As a result, CSG are advising you to check your home directory. We have created a separate network file-storage area – /vol/recovery – to facilitate the checking process. This area contains a snapshot of the incremental back-ups (see below) for Kestrel and Redkite users around the time of the outage.

/vol/recovery can be accessed on any CSG-managed – for example, shell1.doc.ic.ac.uk, potoo02.doc.ic.ac.uk or a lab computer.

How to check your home directory

We assume that you are viewing this web-page because you know that your departmental home directory server is either Kestrel or Redkite. You can find out if that is indeed the case on-line.

To perform a check, please log-on (interactively or through SSH) to an appropriate computer and run the following sequence of commands (the lines beginning with ‘#’ are comments):

# You need to have a Kerberos ticket to access the network share
kinit ${USER}@IC.AC.UK
# Enter your college password in response to the above
ls /vol/recovery/${USER}

You will see the following output:

inc-00 inc-02 inc-04 inc-06 inc-08 inc-10 inc-12
inc-01 inc-03 inc-05 inc-07 inc-09 inc-11 inc-13

Each ‘inc-XY’ directory contains incremental back-ups (n-1) days from the outage – specifically files detected as having changed
since the outage. In general, the directory ‘inc-01’ corresponds to incremental back-ups the day before the outage but this may not be the case for all users. You can check if there any missing files by running the following command on a specific ‘inc-XY’ directory:

/vol/recovery/check inc-01

The command will list all files that are under the relevant incremental back-up directory – in the above example, inc-01 – that are not under your DoC home directory. If you wish to restore the listed files, then please invoke the following command:

/vol/recovery/recover inc-01

This command will do all that the previous one does and will copy the files to your DoC home directory. Please note: it will not over-write existing files. Please also check the permissions of restored files: they are usually quite restrictive as a consequence of being restored from on-line back-ups. This is especially relevant if you restore content to /homes/${USER}/public_html

Please contact doc-help@imperial.ac.uk if you require further assistance with any of the above.

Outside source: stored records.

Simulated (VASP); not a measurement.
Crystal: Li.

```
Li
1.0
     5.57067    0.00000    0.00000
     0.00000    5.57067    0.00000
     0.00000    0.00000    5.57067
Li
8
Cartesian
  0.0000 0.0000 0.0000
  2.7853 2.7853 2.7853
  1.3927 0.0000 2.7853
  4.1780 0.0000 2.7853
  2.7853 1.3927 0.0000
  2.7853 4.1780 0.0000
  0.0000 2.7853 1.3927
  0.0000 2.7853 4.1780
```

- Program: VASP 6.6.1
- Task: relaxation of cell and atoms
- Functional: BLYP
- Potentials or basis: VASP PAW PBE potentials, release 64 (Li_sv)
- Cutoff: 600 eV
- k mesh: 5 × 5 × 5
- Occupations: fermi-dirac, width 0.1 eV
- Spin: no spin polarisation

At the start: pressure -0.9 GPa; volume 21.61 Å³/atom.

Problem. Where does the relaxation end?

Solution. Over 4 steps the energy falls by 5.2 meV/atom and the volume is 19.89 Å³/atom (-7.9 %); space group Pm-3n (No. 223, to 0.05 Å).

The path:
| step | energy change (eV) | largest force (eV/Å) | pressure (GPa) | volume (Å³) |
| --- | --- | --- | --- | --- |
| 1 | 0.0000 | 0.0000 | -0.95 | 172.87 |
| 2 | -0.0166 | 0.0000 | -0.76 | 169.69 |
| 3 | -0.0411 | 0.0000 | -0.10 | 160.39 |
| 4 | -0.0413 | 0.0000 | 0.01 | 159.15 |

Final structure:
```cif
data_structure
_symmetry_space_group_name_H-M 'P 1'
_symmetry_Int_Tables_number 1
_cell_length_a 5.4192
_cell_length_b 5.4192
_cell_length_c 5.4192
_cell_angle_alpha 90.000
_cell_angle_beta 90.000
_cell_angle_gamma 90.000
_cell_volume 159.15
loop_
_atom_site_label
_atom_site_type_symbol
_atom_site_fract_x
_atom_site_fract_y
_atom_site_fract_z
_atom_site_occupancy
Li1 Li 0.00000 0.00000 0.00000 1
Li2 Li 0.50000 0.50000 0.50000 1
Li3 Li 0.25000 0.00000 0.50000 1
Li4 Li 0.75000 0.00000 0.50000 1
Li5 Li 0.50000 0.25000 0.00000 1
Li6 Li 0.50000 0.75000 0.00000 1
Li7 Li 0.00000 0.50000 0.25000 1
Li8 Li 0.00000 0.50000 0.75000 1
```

CSG apologise for the inconvenience caused by asking end-users to make these checks. Please be assured that the provision of a highly-available, high-integrity departmental home directory service is one of our core responsibilities. We will learn lessons from the rather peculiar set of circumstances that led to this outage and aim to provide a more-robust service in future.

How did the outage occur?

Departmental home directories are stored on four servers: Buzzard, Kestrel, Osprey and Redkite.  These are Dell PowerEdge R720xd servers with 24 1TB 7.2K RPM SAS 6Gbps hard drives and a 400GB NVMe SSD.  The servers run Ubuntu Linux and have 10GbE network connectivity.  The storage is organised as follows:

  • 11TB software RAID-10 via mdadm with two hot spares.
  • LVM on top of the software RAID for high-level space allocation and management.
  • LVM Cache – via the NVME SSD – to accelerate read/write operations.
  • XFS – with quota management – on the logical volume in which user home directories reside.

The home directory servers are paired: Buzzard (HXLY 221) is paired with Osprey (CAGB 403) while Redkite (HXLY 221) is paired with Kestrel (CAGB 403). Each server is primary for the home directories of around one quarter the number of departmental users. A near-live mirror of the home directories on each primary is maintained on the respectively-paired server.

On Friday, the XFS on Kestrel and Redkite were almost full. LVM and XFS support on-line resizing, there was ample spare space in the associated Physical Volume (PV) Volume Group (VG) and CSG have done this multiple times in the past without any end-user service impact. A key difference was the presence of the LVM Cache. In accordance with the documentation, CSG ran the following command to remove the cache before expanding the associated Logical Volume (LV):

lvconvert --splitcache VG/cachedLV

This was followed by lvresize and xfs_growfs and finally an lvconvert command to re-attach the cache. All commands completed successfully and without any errors. Around an hour after this, the associated file-systems went off-line with XFS corruption. CSG then spent several hours over the course of three days running xfs_repair to fix this issue. Regrettably, a lot of end-user files were unceremoniously dumped into a generic ‘lost & found’ directory as a result of the xfs_repair. These files had, effectively, become disconnected from their respective end-user home directories.